NK Fires Four Missiles into the Sea

North Korea launched four ballistic missiles towards the Sea of Japan on Monday morning. Three of them fell into Japan's exclusive economic zone (EEZ) after flying some 1,000km (620 miles), in what PM Shinzo Abe called a "new stage of threat". The type of missile is unclear but the North is banned from any missile or nuclear tests by the UN.

State Department acting spokesperson Mark Toner said in a statement: "The United States strongly condemns the DPRK's ballistic missile launches tonight, which violate UN Security Council Resolutions explicitly prohibiting North Korea's launches using ballistic missile technology." Last Friday, Pyongyang had threatened to fire missiles in response to the Foal Eagle military exercises under way between South Korea and the US. The North sees the annual drills as preparation for an invasion against it.

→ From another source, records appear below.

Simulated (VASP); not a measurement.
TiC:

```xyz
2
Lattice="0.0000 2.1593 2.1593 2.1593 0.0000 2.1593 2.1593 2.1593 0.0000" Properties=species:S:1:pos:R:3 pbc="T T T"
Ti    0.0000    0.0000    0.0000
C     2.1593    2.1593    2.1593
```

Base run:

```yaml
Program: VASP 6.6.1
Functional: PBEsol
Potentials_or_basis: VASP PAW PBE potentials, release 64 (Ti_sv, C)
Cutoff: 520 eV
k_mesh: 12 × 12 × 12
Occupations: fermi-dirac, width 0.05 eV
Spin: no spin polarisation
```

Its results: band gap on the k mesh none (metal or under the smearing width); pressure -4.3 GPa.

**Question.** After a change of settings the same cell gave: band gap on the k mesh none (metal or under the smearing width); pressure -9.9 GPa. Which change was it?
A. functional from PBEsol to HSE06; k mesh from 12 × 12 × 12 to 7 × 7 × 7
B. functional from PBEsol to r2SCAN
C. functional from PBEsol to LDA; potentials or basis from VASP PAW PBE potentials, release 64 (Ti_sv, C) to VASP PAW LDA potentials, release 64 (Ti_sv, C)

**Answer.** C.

Monday's launches were just the latest in a long series of tests of North Korean missile technology, which experts say is likely to be improving with successive tests. North Korea has repeatedly said its space programme is peaceful but it is believed to be developing an intercontinental ballistic missile that could strike the US. However, most experts believe the North is still some time away from being able to miniaturise nuclear warheads so they could fit on to a missile. This latest launch is the first test-firing since Donald Trump became US president; it was condemned by the UN, the US, South Korea, Japan, and perhaps surprisingly China. It has seen the deployment of THAAD in South Korea step up a gear (see below).
Source : BBC News


U.S. Starts Deploying THAAD in South Korea

The United States began installing THAAD, the advanced antimissile system this week, after North Korea tested four ballistic missiles on Monday. Alarmed over North Korea’s increasingly provocative behavior, the United States said on Tuesday that it had started to deploy an antimissile system in South Korea that China has angrily opposed as a threat to its security.

A spokeswoman for the United States forces in South Korea said that one of five major components of the missile system had arrived on Monday. Officials said it could take a couple of months for the system to become fully operational. In telephone calls on Monday to South Korean and Japanese leaders, President Trump said the United States would stand with its Asian allies and take steps to defend against North Korea’s growing ballistic missile threat. Mr. Trump emphasized that the United States was taking steps to “enhance our ability to deter and defend against North Korea’s ballistic missiles using the full range of United States military capabilities,” the White House said in a statement.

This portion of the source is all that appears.